At that same moment we heard a feeble cry in Hindustani, "Shabash, Sahib log, chello!" "Bravo, Gentlemen, come along!" This came from another lascar shot through the body – a plucky fellow. "Dushman kahan hain?" – "Where are the enemy?" I whispered. "When the sahibs shouted from below they ran away," he said, and at that, side by side with the revolvers raised to fire, Forbes and I stepped out on to the cleared and levelled summit of the hill, a space about fifteen feet by twenty.

All was quiet and seemed entirely normal. There stood the helio and there lay the flags. Most astonishing of all, there, against a pile of logs, rested the priceless rifles of the picquet guard with their accoutrements and ammunition pouches lying on the ground beside them. Making a sign to Forbes we laid down our revolvers ready to hand, took, each of us, a rifle, loaded it, fixed the bayonet and stood at the ready facing the edge of the forest about thirty yards away.

Even in these days when my memory is busy chucking its seventy years or so of accumulations overboard, the memory of that tense watch into the forest remains as fresh as ever. For the best part of half an hour it must have lasted. At last we heard them – not the Afghans but our own chaps, coming along the ridge and now they were making their way in open order up the hill – a company of British Infantry together with a few Pathan auxiliaries, the whole under command of Captain Stratton of the 22nd Foot, head Signaller to the Force.

In few words my story was told and at once bold Stratton determined to pursue down the far side of the hill. Stratton had told me to go back to camp, but I did not consider that an order and, keeping on the extreme left of the line so that he should not see me, I pushed along.

I noticed that the young soldier of the picquet who had stuck to his rifle was still keeping by me as the long line advanced down the slope, which gradually bifurcated into two distinct spurs. The further we went the wider apart drew the spurs and the deeper became the intervening nullah. Captain Stratton, Forbes, and the Regimental Company commander were all on the other or eastern spur and the men kept closing in towards them, until at last everyone, bar myself and my one follower, had cleared off the western spur. I did not want to cross the nullah, feeling too weak and tired to force my way through the thick undergrowth. Soon we could no longer hear or see the others.

Suddenly I heard Click! "Take cover!" I shouted and flung myself behind a big stone. Sure enough, the moment often imagined had come! Not more than twenty paces down the slope an old, white-bearded, wicked-looking Enemy was aiming at me with his long jezail from behind a fallen log. Click! again. Another misfire.

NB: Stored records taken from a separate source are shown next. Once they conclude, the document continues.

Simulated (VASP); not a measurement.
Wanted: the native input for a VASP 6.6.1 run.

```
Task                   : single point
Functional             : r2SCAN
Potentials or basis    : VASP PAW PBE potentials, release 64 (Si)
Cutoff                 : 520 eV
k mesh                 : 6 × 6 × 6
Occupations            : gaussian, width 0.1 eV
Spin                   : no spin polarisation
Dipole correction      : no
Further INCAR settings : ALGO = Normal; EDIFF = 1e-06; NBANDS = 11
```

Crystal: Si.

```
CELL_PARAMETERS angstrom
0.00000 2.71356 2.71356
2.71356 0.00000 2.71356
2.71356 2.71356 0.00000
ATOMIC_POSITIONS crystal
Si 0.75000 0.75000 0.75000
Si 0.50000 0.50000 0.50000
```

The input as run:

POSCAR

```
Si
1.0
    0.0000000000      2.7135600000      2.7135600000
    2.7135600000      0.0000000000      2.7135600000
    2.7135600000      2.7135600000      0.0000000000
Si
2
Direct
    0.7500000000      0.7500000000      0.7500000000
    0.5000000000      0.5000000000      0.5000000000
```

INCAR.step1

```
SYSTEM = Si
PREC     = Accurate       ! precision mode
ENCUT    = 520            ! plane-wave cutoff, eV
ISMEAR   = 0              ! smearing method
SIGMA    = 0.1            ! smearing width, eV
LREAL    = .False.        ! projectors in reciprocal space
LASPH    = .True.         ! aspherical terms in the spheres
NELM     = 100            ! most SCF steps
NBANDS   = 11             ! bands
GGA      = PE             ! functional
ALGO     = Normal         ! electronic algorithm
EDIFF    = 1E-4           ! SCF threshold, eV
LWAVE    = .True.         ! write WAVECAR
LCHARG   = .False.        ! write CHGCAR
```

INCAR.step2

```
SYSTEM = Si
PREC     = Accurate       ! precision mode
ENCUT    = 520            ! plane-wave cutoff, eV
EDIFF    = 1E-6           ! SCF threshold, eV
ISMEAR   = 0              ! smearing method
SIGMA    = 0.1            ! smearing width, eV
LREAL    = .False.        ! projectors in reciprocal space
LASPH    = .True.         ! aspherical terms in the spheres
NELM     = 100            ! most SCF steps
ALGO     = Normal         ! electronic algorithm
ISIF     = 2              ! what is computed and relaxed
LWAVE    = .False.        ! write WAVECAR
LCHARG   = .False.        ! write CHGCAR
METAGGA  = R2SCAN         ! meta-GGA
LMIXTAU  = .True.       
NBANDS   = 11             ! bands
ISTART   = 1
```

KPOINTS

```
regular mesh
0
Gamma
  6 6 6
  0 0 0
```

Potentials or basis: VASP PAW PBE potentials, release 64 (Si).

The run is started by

Now I was musketry instructor of my regiment, which had been the best shooting regiment in India the previous year. My revolver was a rotten little weapon, but I knew its tricks. As the Afghan fumbled with his lock I took aim and began to squeeze the trigger. Another instant and he would have been dead when bang! went a rifle behind me; my helmet tilted over my eyes, my shot went where we found it next day, about six feet up into a tree. The young soldier had opened rapid fire just over my head.

At the same time, I saw another Afghan come crouching through the brushwood below me towards a point where he would be able to enfilade my stone. I shouted to my comrade, "I'm coming back to you," and turned to make for his tree. Luck was with me. At that very moment bang went the jezail and when we dug out the bullet next morning and marked the line of fire, it became evident that had I not so turned I would never have sat spinning this yarn.

That shot was a parting salute. There were shouts from the right of the line, and as I was making for my tree the Afghans made off in the other direction. I shouted to Stratton and his men to press down to the foot of the hill, working round to the north so as to cut off the raiders. Then, utterly exhausted, I began my crawl back to the camp.

Soon after I had got in I was summoned into the presence of the redoubtable Bobs. Although I had marched past him at Kohat this was my first face-to-face meeting with one who was to play the part of Providence to my career. He made me sit in a chair and at once performed the almost incredible feat of putting me entirely at my ease. This he did by pouring a golden liquid called sherry into a very large wine-glass. Hardly had I swallowed this elixir when I told him all about everything, which was exactly what he wanted.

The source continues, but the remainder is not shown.